Henry said she honestly could not remember writing it —  the song just came to her on the Friday before the protest while she was sitting in her bed. She began playing and singing along to her favorite chords on her baritone ukulele.

She said it seemed obvious what she wanted to say. The lyrics, which center around being exhausted of the constant threat of gun violence around her, came natural to her.

“I didn't have to reach that hard for it because it's kind of what's been sitting in front of me,” Henry said. “We've been doing this. We're tired of it. We wish we didn't have to and yet, we continue to.”

Henry said performing the song at the steps of the Capitol building while singing directly to those who worked inside, was both “heartbreaking and amazing.” While performing, she thought of when she was in eighth grade, looking up to the kids who started March For Our Lives advocacy group after the Parkland shooting. She remembered vividly one of the girls who survived Parkland singing a song at one of the first protests.

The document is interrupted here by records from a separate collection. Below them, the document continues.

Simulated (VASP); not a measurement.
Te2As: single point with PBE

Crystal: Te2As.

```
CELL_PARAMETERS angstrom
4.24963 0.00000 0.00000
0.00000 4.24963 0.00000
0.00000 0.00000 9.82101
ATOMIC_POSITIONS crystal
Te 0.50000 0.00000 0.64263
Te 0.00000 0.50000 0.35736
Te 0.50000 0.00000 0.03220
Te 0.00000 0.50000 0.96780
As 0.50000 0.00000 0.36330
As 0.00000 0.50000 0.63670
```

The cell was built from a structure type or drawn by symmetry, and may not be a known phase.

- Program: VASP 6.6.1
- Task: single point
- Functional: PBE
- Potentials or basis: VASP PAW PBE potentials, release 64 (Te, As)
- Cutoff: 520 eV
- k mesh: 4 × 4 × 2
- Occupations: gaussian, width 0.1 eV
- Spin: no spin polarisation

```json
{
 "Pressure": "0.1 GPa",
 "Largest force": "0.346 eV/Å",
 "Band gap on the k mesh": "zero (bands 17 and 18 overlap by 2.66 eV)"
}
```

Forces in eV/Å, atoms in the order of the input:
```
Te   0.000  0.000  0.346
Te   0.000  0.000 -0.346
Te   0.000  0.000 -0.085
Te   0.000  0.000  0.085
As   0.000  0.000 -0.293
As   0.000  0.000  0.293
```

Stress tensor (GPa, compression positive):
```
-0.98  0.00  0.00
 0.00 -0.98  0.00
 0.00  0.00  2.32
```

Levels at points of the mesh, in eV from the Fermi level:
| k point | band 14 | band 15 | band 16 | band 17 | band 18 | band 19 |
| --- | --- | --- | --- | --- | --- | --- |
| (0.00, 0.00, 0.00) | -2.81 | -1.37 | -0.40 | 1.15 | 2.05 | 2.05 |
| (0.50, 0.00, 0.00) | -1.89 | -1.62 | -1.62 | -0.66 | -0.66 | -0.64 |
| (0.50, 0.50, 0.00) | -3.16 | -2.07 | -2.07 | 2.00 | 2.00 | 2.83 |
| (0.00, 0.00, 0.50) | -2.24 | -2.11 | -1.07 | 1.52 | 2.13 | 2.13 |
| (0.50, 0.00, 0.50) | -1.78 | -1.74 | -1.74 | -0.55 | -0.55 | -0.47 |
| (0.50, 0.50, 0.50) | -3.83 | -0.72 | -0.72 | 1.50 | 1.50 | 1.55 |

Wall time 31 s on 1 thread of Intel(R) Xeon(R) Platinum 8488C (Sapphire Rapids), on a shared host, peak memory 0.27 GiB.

Henry and her friend learned to play that song all these years ago, admiring what the girl was able to do with the power of her voice. She said it was a total full circle moment in “a really awful way,” standing next to David Hogg, founder of March for Our Lives, five years after. She never thought she would have to be in that mental space with the Parkland survivors.

“I never thought I'd have to be here as well, but since I'm here, I should use my voice and use something that nobody else was doing right then,” Henry said.

Henry admired how her peers utilized a variety of creative outlets to voice their anger or fear, with speeches full of passion and poetry and even visual art through the use of signs. Adding her music was just another element to express the emotions of her peers, she said.

While Henry said she doesn't dedicate her life to creating art, it’s necessary for her to create to enter a happy place where she isn’t worried about anything else. Whether it’s writing a song, performing music with her friends, painting or even crocheting, she finds peace in focusing on something that she’s making, especially when she shares it with the people in her life.